To follow up on my point before, if the super conferences shake out, this is what I have given a few different variables:
1) The Big 10 will only invite an AAU school (with the exception of ND)
2) The SEC will not expand into a state it already has a footprint in
3) With Texas A&M leaving and the legislature not able to stop them (should that come to pass), Baylor no longer has any protection.
If these assumptions were true, this is what I have:
Big 10:
Georgia Tech
Illinois
Indiana
Iowa
Maryland
Michigan
Michigan State
Minnesota
Missouri
Nebraska
Northwestern
Notre Dame
Ohio State
Penn State
Purdue
Wisconsin
The Big 10 gets into the Atlanta, Baltimore/DC, KC, St. Louis markets, and they get Notre Dame.
Pac 16:
Arizona
Arizona State
Cal
Colorado
Oklahoma
Oklahoma State
Oregon
Oregon State
Stanford
Texas
Texas Tech
UCLA
USC
Utah
Washington
Washington State
The Okie schools and Texas and Tech come along to round out at 16.
SEC:
Alabama
Arkansas
Auburn
Florida
Georgia
Kentucky
LSU
Mississippi
Mississippi State
North Carolina
South Carolina
Tennessee
Texas A&M
Vanderbilt
Virginia Tech
West Virginia
The SEC adds four new states to it's footprint, and it doesn't tick off any existing member schools. Also, It still fits, geographically, because all four states added current border at least one current SEC member state.
Refugee (I have what I consider to be 15 safe additions):
Boston College
Clemson
Florida State
Iowa State
Kansas
Kansas State
Louisville
Miami
NC State
Pitt
Rutgers
Syracuse
TCU
UConn
Virgina
This is a combination any school leftover that is (A) a public institution, (B) has a stadium that holds at least 44,000 (that they don't lease from a pro sports team), or (C) currently lives in a BCS conference. I forgot to add TCU earlier because starting in 2012, they'll be in the Big East, so, yeah, they're in there.

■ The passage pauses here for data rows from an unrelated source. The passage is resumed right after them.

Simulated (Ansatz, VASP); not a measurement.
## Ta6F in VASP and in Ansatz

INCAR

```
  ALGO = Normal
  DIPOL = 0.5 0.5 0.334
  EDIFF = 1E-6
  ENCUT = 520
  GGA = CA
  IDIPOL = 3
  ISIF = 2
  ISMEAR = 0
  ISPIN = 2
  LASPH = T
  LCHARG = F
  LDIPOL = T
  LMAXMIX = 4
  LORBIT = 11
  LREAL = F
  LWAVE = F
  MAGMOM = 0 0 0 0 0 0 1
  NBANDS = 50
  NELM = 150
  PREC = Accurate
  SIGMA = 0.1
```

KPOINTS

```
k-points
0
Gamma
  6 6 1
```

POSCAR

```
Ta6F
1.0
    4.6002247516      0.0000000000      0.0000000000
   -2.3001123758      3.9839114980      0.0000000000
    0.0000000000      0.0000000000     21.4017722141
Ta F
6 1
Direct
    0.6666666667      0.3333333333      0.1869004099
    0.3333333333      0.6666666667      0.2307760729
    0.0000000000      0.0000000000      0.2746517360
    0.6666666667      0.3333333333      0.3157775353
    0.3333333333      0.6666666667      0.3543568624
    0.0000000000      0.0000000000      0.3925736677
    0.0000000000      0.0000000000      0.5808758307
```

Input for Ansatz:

The schools that would fight for the sixteenth spot:
Cincinnati
USF
BYU
Cincy has a dump of a stadium, and from what I understand, it would be very costly for them to make any renovations to it that would actually make it comparable to what the rest of the refugee schools have. It questions their ability to invest the funds necessary to compete at the super conference level.
USF doesn't even have their own stadium, but unlike Pitt (who uses Heinz Field), they don't really have any fans to fill said leased stadium. Last year, they averaged under 30K fans per game. That's not good.
BYU seems like a slam dunk choice with one major flaw; they are the only school west of the Central time zone. It's cool to have a conference in multiple time zones, but when you're the only member in the Mountain time zone, that refuses to compete on Sundays, it could be a hindrance regardless of how good you are. The logistics of playing games with BYU when you have a conference of teams mainly constituted east of the Mississippi would be a nightmare.
If I'm a betting man, Cincy would get the nod because they have a basketball team worth inviting to the table, and it would tip the scales in their favor.
I omitted Duke, Wake, and Baylor from the list. Neither Duke or Wake will ever invest the money necessary to compete in a super-conference. They don't have the alumni numbers, they don't have the attendance, and frankly, they don't have the infrastructure. Yes, they have basketball, but there will be a bunch of other really great basketball schools getting left behind when the Big East collapses, and they can just go hang out with them.
Baylor is just screwed because everyone hates Baylor, and no university president will willingly invite Ken Starr into their group. Period.
That gets you to 64, and I think it's a workable premise. I'm omitting Boise St., all of C-USA, etc. because, frankly, people assuming they'll get taken in the realignment is silly. Our assets and operating budgets put theirs to shame, and they simply don't have the infrastructure to be considered when you're trying to pick up the pieces.
I know that I'll get a lot of DNR responses from this, but the bottom line is that we're fine. I think all scenarios see us into the super-conferences.